30.   The default with which the judge was concerned was a failure by the defendants to deliver a defence within the 14 days permitted by the County Court rules. It was not any other default; it was not any pre-action default in not responding to pre-action correspondence. It was a default in failing to deliver a defence within 14 days, and instead to purport to deliver its defence within 23 days. That was the default which the judge had to consider. He had then to consider the effect of the nine days' delay, given that the defendants had set up what appeared to be a triable defence and that the claimants could only be said to be minimally prejudiced by this short delay. If reasons were given for the delay, he had to take into account those reasons. If no reasons for the delay were given, he was entitled to take this into account in the exercise of his discretion.

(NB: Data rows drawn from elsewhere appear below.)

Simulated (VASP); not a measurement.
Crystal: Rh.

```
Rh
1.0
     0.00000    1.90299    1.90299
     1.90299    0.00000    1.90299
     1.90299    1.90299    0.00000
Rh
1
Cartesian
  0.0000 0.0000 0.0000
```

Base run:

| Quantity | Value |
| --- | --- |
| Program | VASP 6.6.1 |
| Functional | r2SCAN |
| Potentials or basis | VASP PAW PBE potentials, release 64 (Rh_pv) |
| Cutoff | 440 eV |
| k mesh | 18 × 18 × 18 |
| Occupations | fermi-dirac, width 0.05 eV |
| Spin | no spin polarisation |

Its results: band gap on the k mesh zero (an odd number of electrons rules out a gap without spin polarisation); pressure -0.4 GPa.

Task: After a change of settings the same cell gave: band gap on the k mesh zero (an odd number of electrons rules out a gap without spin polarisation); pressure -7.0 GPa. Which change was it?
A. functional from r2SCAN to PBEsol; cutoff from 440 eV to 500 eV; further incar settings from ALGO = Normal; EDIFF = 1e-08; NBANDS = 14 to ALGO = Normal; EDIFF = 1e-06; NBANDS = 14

31.   What he was not entitled to do, in my judgment, was to add to this nine-day delay the pre-action delay. Nor was he entitled to consolidate all that delay and direct himself, as he did at page 9 of the transcript:
32.  
     "If the defendants have not shown reasons, or substantial reasons, for that delay I am entitled to bear that as a factor, and as an important factor, in deciding whether or not to grant them what is, after all, the indulgence they seek."
33.   It appears to me that the judge was not only over-influenced by the decision of this court in Savill: he was also taking into account a consideration which he should not have taken into account, which was the delay which took place before the summons in this action was issued.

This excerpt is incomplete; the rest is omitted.